Report red-flags air pollution level in Gaya, MuzaffarpurUpdated: Sep 24, 2020, 21:53 IST
The rising air pollution levels require immediate mitigation measures and future infrastructure and growth for the city should be planned only after evaluating the impacts and consequences of the potential environmental damage, says the ‘Gaya and Muzaffarpur Clean Air Action Plan (GCAAP) reports’ released by the Centre for Environment Energy and Climate Change (CEECC), a Bengaluru-based technology-policy think tank.
The holy city of Gaya, which attracts lakhs of tourists during normal times every year to the Mahabodhi Temple, a UNESCO world heritage site, and ancient Vishnupad temple, has been placed among the five worst polluted cities in the world in terms of particulate matter (PM), as per a 2018 World Health Organisation (WHO) report.
The CEECC report, released on Wednesday by deputy chief minister Sushil Kumar Modi at the Asian Development Research Institute (ADRI) in Patna, says the major sources contributing to the deteriorating air quality of Gaya city are transportation, brick kilns, and dust emission from road re-suspension.
Emission from transportation sector was found to be the most, contributing to 42% of the total PM2.5 emission load. It is estimated to increase by 95% by 2030 from the baseline emissions (2018). It has recommended promoting the use of electric/CNG vehicles and incentivising the installation of diesel particulate filters (DPF) as few of the measures to reduce pollution levels in Gaya.
Bihar State Pollution Control Board (BSPCB) is also planning to set up 24 air monitoring stations in 23 districts of the state in an effort to achieve time-bound air quality management.
Transport emission was followed by dust (including road dust and construction dust), domestic (including heating, cooking, and lighting), and brick kilns contributing 18%, 17% and 10%, respectively, in 2030.

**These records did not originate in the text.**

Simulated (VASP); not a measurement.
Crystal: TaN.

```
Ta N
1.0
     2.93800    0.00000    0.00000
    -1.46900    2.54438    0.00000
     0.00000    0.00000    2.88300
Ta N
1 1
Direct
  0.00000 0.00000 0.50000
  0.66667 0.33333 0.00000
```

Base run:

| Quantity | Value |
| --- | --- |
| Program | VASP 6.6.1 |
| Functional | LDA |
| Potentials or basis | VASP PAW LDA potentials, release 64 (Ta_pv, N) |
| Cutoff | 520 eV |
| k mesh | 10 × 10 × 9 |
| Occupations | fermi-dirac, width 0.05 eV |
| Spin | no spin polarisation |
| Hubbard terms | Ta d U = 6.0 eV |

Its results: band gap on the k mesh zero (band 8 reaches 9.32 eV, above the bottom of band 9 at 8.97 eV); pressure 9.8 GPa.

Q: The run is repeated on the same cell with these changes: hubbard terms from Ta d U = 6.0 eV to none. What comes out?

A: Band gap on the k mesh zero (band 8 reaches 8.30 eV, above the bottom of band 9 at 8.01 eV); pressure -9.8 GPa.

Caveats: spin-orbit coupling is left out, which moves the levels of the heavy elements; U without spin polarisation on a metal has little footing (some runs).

It has estimated that the city would generate around 300 tonnes per day (TPD) of solid waste by 2030. Gaya would need an additional 120 TPD of composting plants and 35 TPD dry-waste collection centres for proper waste management by 2030. The Gaya municipality would require at least Rs 28 crore (capital cost) for installing these plants.
Another report was also released on Muzaffarpur, one of the 20 most polluted cities in the world (WHO, 2019) in terms of particulate matters (PMs) and has also been identified as one of the non-attainment cities under the National Clean Air Programme (NCAP). Heavy industries, including power plants, and transportation sector were found to be the biggest contributors, accounting of 34% and 24% respectively.
Sharing concerns over the deteriorating air quality of Gaya and Muzaffarpur, Dipak Kumar Singh, principal secretary, department of environment, forest and climate change, said that a state level committee has been constituted by the government to implement the control measures suggested in the report. “The department is planning to plant trees along the roads instead of end to end pavement construction as one important measure,” he said.